Landscape and memory - home and the body, time and loss worked out through the specific possibilities of painting and space, these form the potential tropes of a re-reading of the affective intensities of the engagement with landscape in the later nineteenth century. Of course, major social and historical explanations for these choices and practices are necessary and relevant in our plotting out social histories of art. But feminist questions about the fantasies of sexual difference and their formation in the ambivalences of our formation as sexed subjects to which that much maligned but endlessly fascinating discourse of psychoanalysis gives us imaginative and self-critical access, opens up the place of painting to the processes and intensities of subjectivity that nestle into and line with affect ideologically determined cultural representation. Repressed yet powerfully determinant is not the motherland or even the fatherland of nationalistic and territorialising and racialising discourses, but the 'home' of the maternal site of our becoming human subjects, from which we are necessarily and creatively exiled. It is, none the less, clear that this partly conscious and deeply unconscious layers of memory, haunting and recurring, are not, as the masculine thinkers argue, adamantly lost. Land as the very allegory of both place and displacement is a figuration of the role of the maternal feminine in all our formations and one that can become the 'matrix' of a creative exploration at the self-reflexive interface of longing, loss, and human meaning.Thus in a final gesture, I would like to unravel a little the adamant psychoanalytical shiboleth of desire predicated on loss, to suggest that through painting, and specifically that which stages the space of subjectivity, such as place-making or space-making, which we generically call landscape, works for us precisely because there are relays between what we are not and what we feel.
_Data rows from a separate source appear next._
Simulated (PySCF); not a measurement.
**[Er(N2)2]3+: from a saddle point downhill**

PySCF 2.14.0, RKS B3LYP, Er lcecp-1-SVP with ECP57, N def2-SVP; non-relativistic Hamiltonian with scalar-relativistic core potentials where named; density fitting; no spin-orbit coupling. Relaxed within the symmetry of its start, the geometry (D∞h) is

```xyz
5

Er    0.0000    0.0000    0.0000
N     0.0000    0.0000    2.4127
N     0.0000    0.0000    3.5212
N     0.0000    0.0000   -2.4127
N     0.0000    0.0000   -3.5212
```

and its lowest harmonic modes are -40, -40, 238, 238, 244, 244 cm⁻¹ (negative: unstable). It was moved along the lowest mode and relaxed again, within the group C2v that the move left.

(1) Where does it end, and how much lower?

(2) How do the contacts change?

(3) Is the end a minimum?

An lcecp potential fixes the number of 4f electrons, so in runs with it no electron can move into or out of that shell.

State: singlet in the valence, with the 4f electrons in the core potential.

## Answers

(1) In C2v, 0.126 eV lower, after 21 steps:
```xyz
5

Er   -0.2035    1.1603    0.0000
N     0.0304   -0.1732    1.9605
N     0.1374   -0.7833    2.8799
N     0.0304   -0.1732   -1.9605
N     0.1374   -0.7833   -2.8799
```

Bracha Ettinger finesses basic psychoanalytical propositions through her painting-created concept of metramorphosis. Never entirely fused or joined and equally never entirely lost or separated, subjectivities may interconnect through forms of linking and webbing that the effects of painting specifically engender in the relay between painting as a practice and the conditions of viewing. Under the title After the Reapers, Bracha Ettinger started painting landscapes of desolation haunted by the terrible figures of pain and atrocity inflicted on human kind in the beautiful landscapes of Poland under the Third Reich. Flinching from the impossible representation of the tortured human body in a landscape of voided humanity, she abandoned painting and landscape, to recreate her practice through the ready-mades of history, photographic remnants of the various 'scapes' of her parents' lost and new worlds between Poland and an emergent Israel that would be passed through an interrupted photocopying processes and then re-worked through the painted gesture and affective marking of colour Her work increasingly explores the traumatic legacies of this history etched into a familial genealogy that made her write in her notebooks:

Europe and the desert ofjudea. Israeli-European archaeology. The earth and all that filth underneath: underneath - Europe must be looked at.
During every journey, I see the green everywhere; and I see filth underneath. Nature and all that it has swallowed. The plain desert: blessed
drought, or drought wounded.17

The artist records her mother's words that inflect the sense of place and sense of landscape with other meanings created in this history.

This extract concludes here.